Map of coastal Louisiana, 2011 (Satellite data and map layers courtesy of the US Geological Survey. Map by NOAA Climate.gov team)
Map of coastal Louisiana, 2011 (Satellite data and map layers courtesy of the US Geological Survey. Map by NOAA Climate.gov team)

Cheryl Santa Maria, staff writer

April 10, 2013 — Up to 90 square kilometres of land off the coast of Louisiana is disappearing each year, according to NOAA.

Map of coastal Louisiana, 1932 (courtesy: NOAA)
Map of coastal Louisiana, 1932 (courtesy: NOAA)

A portion of land larger than Manhattan is disappearing off the coast of Louisiana each year due to soil settling and a rise in global sea levels, NOAA says.

The agency has released two maps demonstrating the coastal land loss that took place between 1932 and 2011.

"Storm surge—the water from the ocean that is pushed toward the shore by the force of storm winds—takes advantage of the problems caused by subsidence and global sea level rise. Because much of the Louisiana coast is very low in elevation and gradually converting to open water, entire neighborhoods, roads, and other structures are vulnerable to even small storm events," the agency said in an article posted to NOAA's website.

In addition to the potential loss of infrastructure along coastal Louisiana - estimated to be worth $150 billion - coastal land loss puts wetlands at risk.

"The swamps and marshes of coastal Louisiana are among the Nation's most fragile and valuable wetlands, vital not only to recreational and agricultural interests but also the State's more than $1 billion per year seafood industry,"  said S. Jeffress Williams of the U.S. Geological Survey, in a statement.

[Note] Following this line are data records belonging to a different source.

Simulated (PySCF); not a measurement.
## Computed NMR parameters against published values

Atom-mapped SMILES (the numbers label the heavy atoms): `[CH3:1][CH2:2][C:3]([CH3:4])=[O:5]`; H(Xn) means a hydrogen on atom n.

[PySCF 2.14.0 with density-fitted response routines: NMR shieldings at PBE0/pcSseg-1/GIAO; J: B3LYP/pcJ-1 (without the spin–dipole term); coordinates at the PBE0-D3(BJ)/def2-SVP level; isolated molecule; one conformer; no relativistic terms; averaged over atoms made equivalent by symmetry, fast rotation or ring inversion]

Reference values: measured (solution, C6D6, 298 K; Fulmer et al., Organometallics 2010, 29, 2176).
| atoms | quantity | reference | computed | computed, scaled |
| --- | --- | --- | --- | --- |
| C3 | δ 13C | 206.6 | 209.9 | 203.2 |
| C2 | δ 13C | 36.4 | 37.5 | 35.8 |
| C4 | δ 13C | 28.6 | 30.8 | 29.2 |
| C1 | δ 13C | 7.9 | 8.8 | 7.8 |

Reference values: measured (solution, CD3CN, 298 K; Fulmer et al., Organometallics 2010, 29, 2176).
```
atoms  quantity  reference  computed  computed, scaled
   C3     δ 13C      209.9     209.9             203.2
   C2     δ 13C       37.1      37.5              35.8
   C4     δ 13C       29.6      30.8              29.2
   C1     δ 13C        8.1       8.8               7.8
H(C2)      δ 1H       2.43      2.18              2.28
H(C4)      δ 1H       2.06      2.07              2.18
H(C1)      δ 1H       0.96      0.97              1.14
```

"The staggering annual losses of wetlands in Louisiana are caused by human activity as well as natural processes. U.S. Geological Survey scientists are conducting important studies that are helping planners to understand the life cycle of wetlands by detailing the geologic processes that shape them and the coast, and by providing geologic input to models for mitigation strategies."